MBB : CARDINAL RULE: Cards use first-half surge to stun Syracuse

C.J. Fair vs. Louisville

LOUISVILLE, Ky. — Hands on his hips, Scoop Jardine looked bewildered.

Louisville had just capped a furious first-half run with another 3-pointer. This one, from Preston Knowles, came from about 25 feet as the buzzer sounded. And Jardine had a hand in his face.

‘We let their best two shooters get hot,’ Jardine said of the Cardinals’ Knowles and Kyle Kuric. ‘That was the game.’

So Jardine expressed the 21-4 Cardinals run in the simplest of ways: hands on his hips. Trailing by seven at one point in the first half, No. 16 Louisville (19-6, 8-4 Big East) used that run to take a 10-point cushion into halftime. And in a game of seismic shifts and turns, No. 12 Syracuse (20-6, 7-6) couldn’t recover inside the KFC Yum! Center, falling 73-69 to the Cardinals in front of 22,755.

It was the second straight loss for the Orange and sixth in its last eight games. And it was Syracuse’s seventh consecutive defeat at the hands of the Cardinals. This one came as the result of a stunning turn of events — one Syracuse almost answered with a dramatic run of its own late in the game.



‘We had a bad end to the first half,’ SU head coach Jim Boeheim said. ‘We didn’t find their shooters.’

That bad end started after the Orange built a comfortable 26-19 lead with just more than five minutes remaining in the first half. Then came the steady Louisville comeback, led by center Terrence Jennings. Then came the barrage of 3-pointers that would end in a 19-point swing in a little more than five minutes.

With six quick points from Jennings and a free throw by Preston Knowles, Louisville tied the score at 26-26 in two minutes. Then, a Knowles 3. Then, another. Then, a Kuric 3-pointer after a kicked ball went right into his arms.

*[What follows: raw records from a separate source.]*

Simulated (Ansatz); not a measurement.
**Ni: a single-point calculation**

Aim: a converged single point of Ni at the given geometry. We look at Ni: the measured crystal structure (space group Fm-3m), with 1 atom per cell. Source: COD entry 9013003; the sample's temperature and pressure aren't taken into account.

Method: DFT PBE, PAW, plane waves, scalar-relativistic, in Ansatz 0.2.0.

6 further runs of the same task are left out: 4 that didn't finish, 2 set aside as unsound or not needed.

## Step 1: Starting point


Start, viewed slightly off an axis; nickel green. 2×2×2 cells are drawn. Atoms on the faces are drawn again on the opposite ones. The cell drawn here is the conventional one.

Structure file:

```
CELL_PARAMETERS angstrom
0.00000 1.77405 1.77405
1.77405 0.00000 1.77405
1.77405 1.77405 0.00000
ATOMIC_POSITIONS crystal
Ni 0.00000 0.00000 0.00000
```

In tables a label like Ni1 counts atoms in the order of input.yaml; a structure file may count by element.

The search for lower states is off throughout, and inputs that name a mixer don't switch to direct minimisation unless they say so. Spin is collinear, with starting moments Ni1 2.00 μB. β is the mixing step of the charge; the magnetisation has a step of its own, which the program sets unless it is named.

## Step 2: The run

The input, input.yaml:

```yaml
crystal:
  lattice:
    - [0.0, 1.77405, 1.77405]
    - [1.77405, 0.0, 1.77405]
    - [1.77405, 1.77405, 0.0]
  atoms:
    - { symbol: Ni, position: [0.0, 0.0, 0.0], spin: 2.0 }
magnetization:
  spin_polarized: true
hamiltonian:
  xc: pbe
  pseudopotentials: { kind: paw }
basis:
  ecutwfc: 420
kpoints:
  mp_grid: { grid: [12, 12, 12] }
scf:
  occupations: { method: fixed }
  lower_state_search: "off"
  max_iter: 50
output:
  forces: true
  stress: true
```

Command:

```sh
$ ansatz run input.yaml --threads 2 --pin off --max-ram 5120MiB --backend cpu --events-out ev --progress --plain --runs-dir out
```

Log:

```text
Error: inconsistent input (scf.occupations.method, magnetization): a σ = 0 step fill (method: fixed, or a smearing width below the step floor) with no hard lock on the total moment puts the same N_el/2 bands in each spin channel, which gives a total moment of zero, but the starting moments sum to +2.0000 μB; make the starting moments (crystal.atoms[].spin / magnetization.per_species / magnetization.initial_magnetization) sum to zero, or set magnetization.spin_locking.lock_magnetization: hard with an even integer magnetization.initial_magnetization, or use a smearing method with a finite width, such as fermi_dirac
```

In four minutes, Louisville now had a seven-point cushion. And the Cardinals weren’t done. After Jardine got into the lane for an easy, almost uncontested layup, Knowles raced down the floor. He pulled up with fewer than two seconds left on the clock and hit the 3-pointer that left Jardine stunned.

‘We dug ourselves into a hole when we basically had the game won in the first half,’ Jardine said. ‘We can’t get behind to Louisville, can’t get behind 10 points going into halftime. They shoot too well.’

And Louisville took that momentum and rode it into the second half, shooting just as well. Jennings opened the half with seven of Louisville’s first nine points. And a little later, two 3-pointers from Knowles and Kuric gave the Cardinals a 20-point lead.

Spanning 9:30 of game time, the finishing touch on a 38-11 Louisville run was that 3 from Kuric. At one point, the Cardinals scored on 15 consecutive possessions. Kuric had 23 points on 9-of-15 shooting, and Knowles finished with 22 on 7-of-14.

‘The objective was to not let them shoot,’ SU guard Brandon Triche said. ‘It was difficult for us. … They made us move as guards. They penetrated, and they sucked us in, and then they spread it out really well.

‘Sometimes, we went to the wrong shooter. We didn’t go to Kuric. We probably went to Chris Smith or the other guys and left one of their best shooters open. And they knocked them down.’

Syracuse nearly shocked an entire arena with what would ensue in the next eight-plus minutes. Starting with a Rick Jackson layup and ending with one from Triche, SU went on a 14-2 run to close a once 15-point gap to just three.

But the deficit was too much to overcome. Louisville secured the game by making free throws. Peyton Siva ended the game on the line. After he missed the second free-throw attempt, C.J. Fair’s errant pass to Jardine left the point guard in resignation. Hands on the ground, head down, as the clock expired.

In the Syracuse locker room after the game, Jardine displayed a similar emotion. Sunk in his locker, defeated, resigned and trying to look ahead. In a game of whirlwind emotions and twists, SU fell just short.

‘We can’t kill ourselves like that in the beginning of the game,’ Jardine said. ‘We have to come out ready. We have to match teams’ toughness. If we don’t do that, we’re not going to win any games in the Big East.’